RE: : hiding OS name

From: Jeremy Suo-Anttila (jps@funeralexchange.com)
Date: 07/09/02


From: "Jeremy Suo-Anttila" <jps@funeralexchange.com>
To: "Alex" <freebsd-reply@akruijff.dds.nl>
Date: Tue, 9 Jul 2002 10:52:43 -0500

Just because the firewall is OpenBSD do NOT make it anymore secure then a
well tuned and hardened FreeBSD box. The box is only as secure as the
administrator maintaining it.

One way to hide your OS i can see after you have found a way to hide it from
all the services you run on the servers would be to place as bridged
ipf/ipfw firewall in front of them all and then run a black hole on it and
drop all spoofed packets along with a half dozen other known types of scans.
This way if your firewall is scanned the packets will be silently dropped to
the floor and left for dead and the machines behind it should not have ever
been touched by it. Also one final note the FreeBSD packet switching fairies
work much faster for less pay and they are also very easily annoyed.

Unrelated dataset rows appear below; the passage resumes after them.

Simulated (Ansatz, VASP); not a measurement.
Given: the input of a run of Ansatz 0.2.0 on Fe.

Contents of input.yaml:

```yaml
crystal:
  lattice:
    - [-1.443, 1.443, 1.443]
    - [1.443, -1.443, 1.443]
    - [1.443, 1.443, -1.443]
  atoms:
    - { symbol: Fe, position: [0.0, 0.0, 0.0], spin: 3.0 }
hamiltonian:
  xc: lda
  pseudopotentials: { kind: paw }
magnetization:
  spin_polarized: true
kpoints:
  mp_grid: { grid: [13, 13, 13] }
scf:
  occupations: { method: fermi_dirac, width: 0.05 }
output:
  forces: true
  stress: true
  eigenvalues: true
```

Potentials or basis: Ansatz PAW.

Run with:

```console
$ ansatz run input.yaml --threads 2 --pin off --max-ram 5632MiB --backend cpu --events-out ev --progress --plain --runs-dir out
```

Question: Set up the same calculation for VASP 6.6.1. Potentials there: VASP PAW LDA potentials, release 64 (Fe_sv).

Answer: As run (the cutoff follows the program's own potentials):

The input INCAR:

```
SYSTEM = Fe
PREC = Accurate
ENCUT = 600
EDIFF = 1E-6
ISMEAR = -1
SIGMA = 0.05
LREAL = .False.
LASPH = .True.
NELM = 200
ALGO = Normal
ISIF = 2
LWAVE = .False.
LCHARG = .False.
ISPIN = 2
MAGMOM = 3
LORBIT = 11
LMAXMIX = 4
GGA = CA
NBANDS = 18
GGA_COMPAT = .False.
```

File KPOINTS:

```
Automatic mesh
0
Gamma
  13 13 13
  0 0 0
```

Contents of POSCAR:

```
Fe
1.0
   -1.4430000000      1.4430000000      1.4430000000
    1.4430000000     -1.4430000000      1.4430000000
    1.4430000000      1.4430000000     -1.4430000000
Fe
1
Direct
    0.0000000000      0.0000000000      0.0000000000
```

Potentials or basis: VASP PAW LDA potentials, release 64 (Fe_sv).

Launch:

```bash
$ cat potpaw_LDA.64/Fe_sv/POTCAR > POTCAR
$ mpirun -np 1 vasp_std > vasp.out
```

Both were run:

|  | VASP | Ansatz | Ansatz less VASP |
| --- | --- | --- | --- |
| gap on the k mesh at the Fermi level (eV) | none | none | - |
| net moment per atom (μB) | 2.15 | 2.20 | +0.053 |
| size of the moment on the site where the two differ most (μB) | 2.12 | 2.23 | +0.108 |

http://www.freebsd.org/doc/en_US.ISO8859-1/books/faq/funnies.html

Thanks

Jeremy Suo-Anttila
jps@funeralexchange.com

Sent: Tuesday, July 09, 2002 8:52 AM
Cc: security@FreeBSD.ORG
Subject: Re[2]: hiding OS name

Hello/Beste Philip,

Tuesday, July 09, 2002, 1:18:08 AM, you wrote:

>> Date: Sun, 7 Jul 2002 21:29:42 -0700
>> From: Nathan Kinkade <nkinkade@dsl-only.com>
>>
>> On Mon, 8 Jul 2002 09:32:09 +0700
>> "Asep Ruspeni" <ruspeni@mti.itb.ac.id> wrote:
>>
>> > I am newbie in FreeBSD OS, but i have lot of concerned in securing
>> > system.
>> >
>> > I have questions like this :
>> >
>> > - how can i set-up FreeBSD, so when it being scanned, it's show no
>> > operating system name + version.
>> > - is there any articles i colud read about securing freeBSD such as
>> > the question i ask above.
>> >
>> > thank you in advance.
>>
>> What you are looking for is not really a function of FreeBSD, but rather
>> of the various servers you may be running on FreeBSD such as Apache,
>> FTP, Sendmail, and so on. If it's going to happen it will probably be
>> something that you configure the daemon to do, however I don't know
>> which allow you to do something similar other than wu-ftpd, although I'd
>> guess there are others. Network scanning utilities - I'm thinking of
>> nmap in particular - allow you to scan a host(s) and attempt to
>> determine the OS/version based on certain peculiarities in the
>> response(s). One way to help minimize the impact of this would be to
>> set the net.inet.tcp.blackhole and net.inet.udp.blackhole kernel
>> parameters using the sysctl utility. For more information on this
>> checkout the "blackhole(4)" manpage with `man 4 blackhole`.
>>
>> Nathan

PJK> Another option is to put the box behind a firewall. Very often if
PJK> something like nmap is looking for peculiarities in the IP stack
PJK> implementation to ascertain what OS is on a box, if there is a
PJK> firewall in front of it it will be id'ing the firewall's IP
PJK> implementation rather than the target host's.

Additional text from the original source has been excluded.